Eero Medijainen (University of Tartu)
In the historiography of U.S. relations with the Soviet Union, an interesting debate can be found that bears particular relation to the so-called Baltic question. According to one view, a hard line emerged due to U.S. diplomats who had begun their careers in the U.S. representations in Riga and Tallinn in the 1920s, who then rose to become top players and decision-makers in U.S.-Soviet relations in the 1930s. This hard-line approach is known as the “Riga circle” or “Riga outlook.” The culmination of such a way of thinking was the Truman Doctrine, which championed a vision of a bipolar world. A different line of thought was represented by the so-called Yalta axioms, which constituted a more pragmatic approach to foreign policy.

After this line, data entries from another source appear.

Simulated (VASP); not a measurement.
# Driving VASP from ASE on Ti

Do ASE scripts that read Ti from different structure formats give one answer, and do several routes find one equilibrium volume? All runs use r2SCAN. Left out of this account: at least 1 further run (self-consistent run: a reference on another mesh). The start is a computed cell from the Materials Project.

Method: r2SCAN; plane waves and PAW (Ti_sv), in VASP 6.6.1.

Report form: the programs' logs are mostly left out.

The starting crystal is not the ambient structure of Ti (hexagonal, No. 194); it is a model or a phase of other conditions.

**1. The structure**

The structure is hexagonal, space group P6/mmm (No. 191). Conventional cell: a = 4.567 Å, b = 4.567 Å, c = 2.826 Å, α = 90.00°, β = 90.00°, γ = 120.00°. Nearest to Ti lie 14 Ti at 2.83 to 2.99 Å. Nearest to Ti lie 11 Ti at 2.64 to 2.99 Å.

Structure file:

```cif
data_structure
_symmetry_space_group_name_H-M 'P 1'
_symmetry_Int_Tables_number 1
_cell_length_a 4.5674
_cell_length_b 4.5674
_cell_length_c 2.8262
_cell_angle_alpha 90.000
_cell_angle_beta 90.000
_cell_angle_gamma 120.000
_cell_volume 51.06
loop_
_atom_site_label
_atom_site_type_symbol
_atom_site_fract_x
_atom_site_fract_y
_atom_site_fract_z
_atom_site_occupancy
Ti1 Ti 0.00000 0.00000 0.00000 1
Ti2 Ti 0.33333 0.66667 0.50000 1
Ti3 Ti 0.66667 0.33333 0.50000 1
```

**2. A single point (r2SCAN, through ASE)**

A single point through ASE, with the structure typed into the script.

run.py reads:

This paper examines the prelude period, when the first “listening posts” were established in Finland, Estonia, Latvia and Lithuania in 1919-1922 for the gathering and analysis of information about Soviet Russia. The greatest contribution to the development of Russian studies within the State Department was that of Robert F. Kelley. He was sent first to Finland and then on to Riga in 1919 to serve for a time under the US commissioner to work in the field of information gathering (intelligence). Kelley rose to lead the State Department’s Russian Division in 1922. In addition to Kelley, a long line of U.S. representatives played an important role in the relations with Russia and the Baltic states before de iure recognition of the Baltic states came in July 1922.